Byline: Jean E. Palmieri

NEW YORK — William V. Roberti, president and chief executive officer of Brooks Bros., is resigning to “pursue other interests,” the store said Monday.
The move, a surprise to many retail observers, is effective Dec. 1.
Marks & Spencer, the British retailer that purchased Brooks Bros. in 1988, said it is seeking a replacement through the executive search firm of Spencer Stuart & Associates. Christopher Littmoden, director of M&S North America, said the company intends to recruit someone familiar with U.S. retailing.
Roberti did not return telephone calls on Monday.
Roberti joined Brooks Bros. in May 1987 as president and chief operating officer. The next year, when Frank Reilly retired, he succeeded him as ceo.
During his tenure, Roberti blew away a lot of the dust that had accumulated on the venerable specialty store chain. When he joined Brooks Bros., it was criticized as stodgy. Roberti helped bring the store into the Nineties and had a strong voice in the massive renovation of the Madison Avenue flagship.

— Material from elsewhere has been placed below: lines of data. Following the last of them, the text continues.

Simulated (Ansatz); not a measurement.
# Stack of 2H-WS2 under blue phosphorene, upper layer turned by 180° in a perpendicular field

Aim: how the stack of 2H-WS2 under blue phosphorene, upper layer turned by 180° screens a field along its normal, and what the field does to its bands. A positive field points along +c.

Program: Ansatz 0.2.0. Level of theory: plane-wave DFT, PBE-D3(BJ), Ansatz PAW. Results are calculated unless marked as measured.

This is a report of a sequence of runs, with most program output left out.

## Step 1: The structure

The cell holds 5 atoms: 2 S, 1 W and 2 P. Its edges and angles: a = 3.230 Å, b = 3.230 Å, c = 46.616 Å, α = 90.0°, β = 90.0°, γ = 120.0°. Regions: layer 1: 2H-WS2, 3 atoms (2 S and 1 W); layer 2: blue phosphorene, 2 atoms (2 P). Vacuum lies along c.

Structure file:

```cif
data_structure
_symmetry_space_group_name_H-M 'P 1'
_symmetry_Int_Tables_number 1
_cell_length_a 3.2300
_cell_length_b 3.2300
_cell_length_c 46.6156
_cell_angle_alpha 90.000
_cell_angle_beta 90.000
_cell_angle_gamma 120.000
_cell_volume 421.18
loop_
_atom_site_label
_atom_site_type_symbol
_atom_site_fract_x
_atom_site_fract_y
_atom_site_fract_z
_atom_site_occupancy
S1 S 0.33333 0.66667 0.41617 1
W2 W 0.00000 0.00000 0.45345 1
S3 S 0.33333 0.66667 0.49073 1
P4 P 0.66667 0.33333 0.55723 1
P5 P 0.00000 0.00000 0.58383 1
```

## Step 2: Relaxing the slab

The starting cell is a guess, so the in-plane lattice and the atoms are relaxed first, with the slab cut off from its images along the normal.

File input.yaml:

Roberti was also at the helm when Brooks opened its first outlet stores. Today, there are 33 in the U.S. in addition to the 62 regular-price stores. The company also operates 51 stores in Japan.
Overall, Brooks Bros. has been performing well. In May, it reported a 5.5 percent gain in operating profits to $22.25 million on an 11.7 percent rise in sales to $377.78 million for the 53 weeks ended March 31. About 20 percent of its volume is in women’s merchandise.
Despite the results, M&S chairman Sir Richard Greenbury said then the British company will be satisfied only when Brooks posts a 10 percent return on sales. Last year’s results represented a return of about 5.9 percent.